Renwick

Introduction

Renwick is located on the south-eastern edge of the town of Mittagong in the Southern Highlands of New South Wales. The masterplan for the 116-hectare estate provides for 600 dwellings, a village centre including retail, childcare and community facilities, and 30 hectares of public open space incorporating parks, local woodland and an extensive riparian corridor. Residential areas in the Southern Highlands are typically characterised by low-density housing and car dependence, and the population has a higher than average prevalence of overweight and obese people. To help address this, the Heart Foundation’s Healthy by Design (2004) guidelines were used to inform the plan and design of Renwick. An evaluation of the project was undertaken from 2011-2016, and although the community is still in development, the evaluation shows a good fit between Renwick’s design and the semi-rural values of its residents. Renwick is a pilot project in achieving healthy outcomes through application of healthy design principles.

Description of project

In 2002, the Renwick site was identified as an urban land release site in the Wingecarribee Shire Council’s Strategic Plan. A Local Environmental Study (LES) was undertaken in preparation for development of a Local Environmental Plan (LEP) for the site. In 2004, in response to community concern about increasing housing density in the semi-rural area, Wingecarribee Shire Council resolved that there would be a maximum of 600 lots on the Renwick site. The diverse range of lot types, from 300 square metre ‘cottage lots’, located closest to the Village Centre, to 4,000 square metre ‘acre lots’, provide for a range of housing alternatives in a rural setting. As of 2016, $20,000 Housing Affordability Fund rebates are available to eligible purchasers on nominated lots under 2,000 square metres.

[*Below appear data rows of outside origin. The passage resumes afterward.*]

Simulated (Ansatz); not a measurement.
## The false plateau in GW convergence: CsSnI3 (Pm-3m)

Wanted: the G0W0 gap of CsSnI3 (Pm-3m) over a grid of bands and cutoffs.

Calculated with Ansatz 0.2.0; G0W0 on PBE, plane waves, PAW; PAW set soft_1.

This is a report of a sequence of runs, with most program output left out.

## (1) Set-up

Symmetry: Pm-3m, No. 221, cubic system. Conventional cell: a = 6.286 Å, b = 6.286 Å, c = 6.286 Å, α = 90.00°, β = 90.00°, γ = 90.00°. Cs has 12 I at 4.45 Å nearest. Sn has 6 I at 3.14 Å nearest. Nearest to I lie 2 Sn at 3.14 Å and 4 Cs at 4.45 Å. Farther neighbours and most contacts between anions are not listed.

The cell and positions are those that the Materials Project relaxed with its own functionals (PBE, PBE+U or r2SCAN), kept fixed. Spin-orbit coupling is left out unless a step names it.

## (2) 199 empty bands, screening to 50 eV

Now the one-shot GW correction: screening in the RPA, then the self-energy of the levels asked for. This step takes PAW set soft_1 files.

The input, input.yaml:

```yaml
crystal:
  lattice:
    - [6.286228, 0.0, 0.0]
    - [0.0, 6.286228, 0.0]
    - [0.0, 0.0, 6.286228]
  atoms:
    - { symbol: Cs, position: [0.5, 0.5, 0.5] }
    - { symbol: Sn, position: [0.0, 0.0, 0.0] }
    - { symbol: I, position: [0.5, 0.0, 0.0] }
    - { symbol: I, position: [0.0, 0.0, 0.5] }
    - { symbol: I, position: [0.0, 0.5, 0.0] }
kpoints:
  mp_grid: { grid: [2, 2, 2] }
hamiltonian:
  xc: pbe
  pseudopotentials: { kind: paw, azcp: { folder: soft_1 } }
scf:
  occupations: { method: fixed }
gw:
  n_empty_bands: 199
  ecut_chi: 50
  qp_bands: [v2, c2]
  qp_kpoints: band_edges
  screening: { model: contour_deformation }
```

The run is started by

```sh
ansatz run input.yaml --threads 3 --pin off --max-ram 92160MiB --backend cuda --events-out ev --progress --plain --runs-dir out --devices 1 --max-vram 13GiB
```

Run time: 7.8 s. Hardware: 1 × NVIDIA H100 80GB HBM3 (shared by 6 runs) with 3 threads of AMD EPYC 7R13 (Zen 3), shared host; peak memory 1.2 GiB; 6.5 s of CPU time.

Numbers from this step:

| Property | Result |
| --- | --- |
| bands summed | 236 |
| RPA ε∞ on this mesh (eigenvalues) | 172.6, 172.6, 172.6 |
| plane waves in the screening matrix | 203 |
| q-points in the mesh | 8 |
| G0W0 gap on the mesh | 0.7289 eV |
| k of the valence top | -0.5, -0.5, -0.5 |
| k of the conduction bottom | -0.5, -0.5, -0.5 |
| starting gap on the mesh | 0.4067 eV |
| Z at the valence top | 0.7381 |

The Masterplan, includes several public open spaces, with co-located community facilities, including a Village Square, a Village Green with toilets, picnic shelters, play equipment, garden areas and various pocket parks within the residential areas. These project components are partially realised, with the Village Green and Rotherwood Park delivered in late 2015. The Village Centre will be the main urban focus for the new community, and a concentrated focal point for local economic, social, cultural and community activities. The design will establish a strong sense of place through facades fronting the square and streets with active edges, shopfront window displays, and inviting entries.

In response to the preliminary Social Sustainability Due Diligence Assessment completed by the master developer, Landcom, specific consideration was given to how the estate could facilitate and promote the uptake of healthy behaviours by residents, especially physical activity. In 2005, the Heart Foundation provided comments on the draft masterplan and development control plan using the Healthy by Design checklists; prepared a list of potential community programs and evaluation options; and provided ongoing advice throughout the approvals process. The Renwick development incorporates design features which promote an active lifestyle and other services and infrastructure to support a healthy community over time. Key features of the development include:

  • Preservation of a general rural ambience and openness, including views to the wider Southern Highlands landscape
  • Provision of high quality and connected walkways and cycleways
  •  Improvements to public transport services
  • A Community Development Program, which commenced in 2013 with the objective of ensuring that Renwick developed organically as an integral part of the Southern Highlands
Project team
  • Landcom
  • New South Wales Department of Family and Community Services
  • Wingecarribee Shire Council
  • Heart Foundation New South Wales Division
  • University of New South Wales, Project evaluation
  • South Western Sydney Local Health District, Project evaluation
Project cost

Unavailable

Health value

Renwick supports a healthy lifestyle through provision of walking and cycling infrastructure, public open space and recreation facilities, and improvements to local bus services. In the future, it will also provide value through a proposed Village Centre within walking distance of most lots, and other community facilities and services.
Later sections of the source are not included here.